/tursas

A simple versioned key value store with extensible storage system

Primary LanguageClojure

Tursas a versioned key value store with extensible storage system

This repository contains a simple versioned key value store library implemented in Clojure. The library is loosely modeled after Irmin, a distributed database built on the same principles as Git implemented in OCaml.

Features

Core high level functions for interacting with the repository. Currently we can:

  1. Initialize a repository using different storage engines
  2. Commit new values and updates to existing ones
  3. Get the most recent value by key
  4. List all keys

Future developments might include: removing values from the most recent revision, history listing, branching and merging. Another limitation of the current implementation is that all blobs (values) are in the root tree. If support for trees that contain trees is added, we can support hierarchical keys.

Usage

A full example how to use the library can be found in the tursas.example namespace.

;; Commit a new value to the repository
(tursas/commit repo "master" "foo" {:a 1 :b 2})

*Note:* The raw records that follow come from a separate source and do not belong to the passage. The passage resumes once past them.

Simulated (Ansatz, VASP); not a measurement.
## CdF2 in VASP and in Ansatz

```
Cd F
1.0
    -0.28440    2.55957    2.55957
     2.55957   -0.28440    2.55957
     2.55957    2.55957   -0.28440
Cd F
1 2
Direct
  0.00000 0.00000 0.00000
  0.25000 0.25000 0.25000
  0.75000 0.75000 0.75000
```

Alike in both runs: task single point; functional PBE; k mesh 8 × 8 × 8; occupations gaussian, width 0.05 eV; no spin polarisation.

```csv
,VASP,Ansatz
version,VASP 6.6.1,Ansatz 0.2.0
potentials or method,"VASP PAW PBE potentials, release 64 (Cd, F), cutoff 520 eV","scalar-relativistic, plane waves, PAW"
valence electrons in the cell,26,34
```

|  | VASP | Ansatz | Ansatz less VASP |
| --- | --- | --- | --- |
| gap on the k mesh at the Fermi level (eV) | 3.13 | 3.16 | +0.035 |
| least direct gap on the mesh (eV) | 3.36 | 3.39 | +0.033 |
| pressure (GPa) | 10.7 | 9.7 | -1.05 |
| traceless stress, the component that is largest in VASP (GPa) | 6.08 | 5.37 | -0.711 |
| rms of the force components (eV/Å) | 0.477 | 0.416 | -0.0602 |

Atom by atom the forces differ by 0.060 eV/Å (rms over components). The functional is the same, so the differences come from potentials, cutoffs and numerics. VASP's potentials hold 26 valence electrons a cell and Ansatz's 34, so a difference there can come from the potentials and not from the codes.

;; Get value of a key from the repository
(tursas/get-value repo "master" "foo")
;; Returns {:a 1 :b 2}

;; List all keys
(tursas/get-keys repo "master")
;; Returns ("foo")

An example screenshot of history accumulated in a Git loose object repository after committing a few updates: An example screenshot of the Git loose object repository history.

Extensible storage

Storage API is defined using multimethods in namespace tursas.storage.api. Various storage engines can be added by making suitable implementation of the multimethods in this API namespace. In this repository there are two implementations: an in-memory store using Clojure data structures and a Git bare repository using loose object format. The implementation can be found in the impl subdirectory.

In memory store

The namespace tursas.storage.impl.in-memory-map contains an in-memory implementation of the repository storage engine. It uses an STM ref that contains the mutable object store. The store contains a map for Git objects and another map structure for storing refs (such as branches).

This storage implementation uses the same Git object serialization based hashing as the Git loose object store so their object hashes should be identical. The values themselves are stored as plain old Clojure data structures without serializing them to byte arrays. This allows the repository structure to be inspected a bit more easily.

Git loose object store

The namespace tursas.storage.impl.loose-object contains an object store implementation using Git loose objects in the bare repository format. In the bare format the repository contains is only the Git data store without any checked out files.

In the loose object format the repository objects are stored in files under the objects directory. The objects are stored in a format that contains a header describing object type and content length, then a NULL byte and the object contents after that. The actual parsing part of the Git object formats is implemented in the tursas.hash-utils namespace.

The hashes are calculated using the serialized format of the Git objects. After hashing, the object contents are compressed using the deflate algorithm and stored under the objects directory in subdirectories whose names are the first two characters of the content hash and file names consist of the rest of the hash.

The loose object format bare repository created using this storage engine is compatible with the Git command line tools and at least some history visualization tools (such as gitk). If the repository grows too large Git may automagically upgrade the format to use pack files which are not yet supported by this version of the storage engine.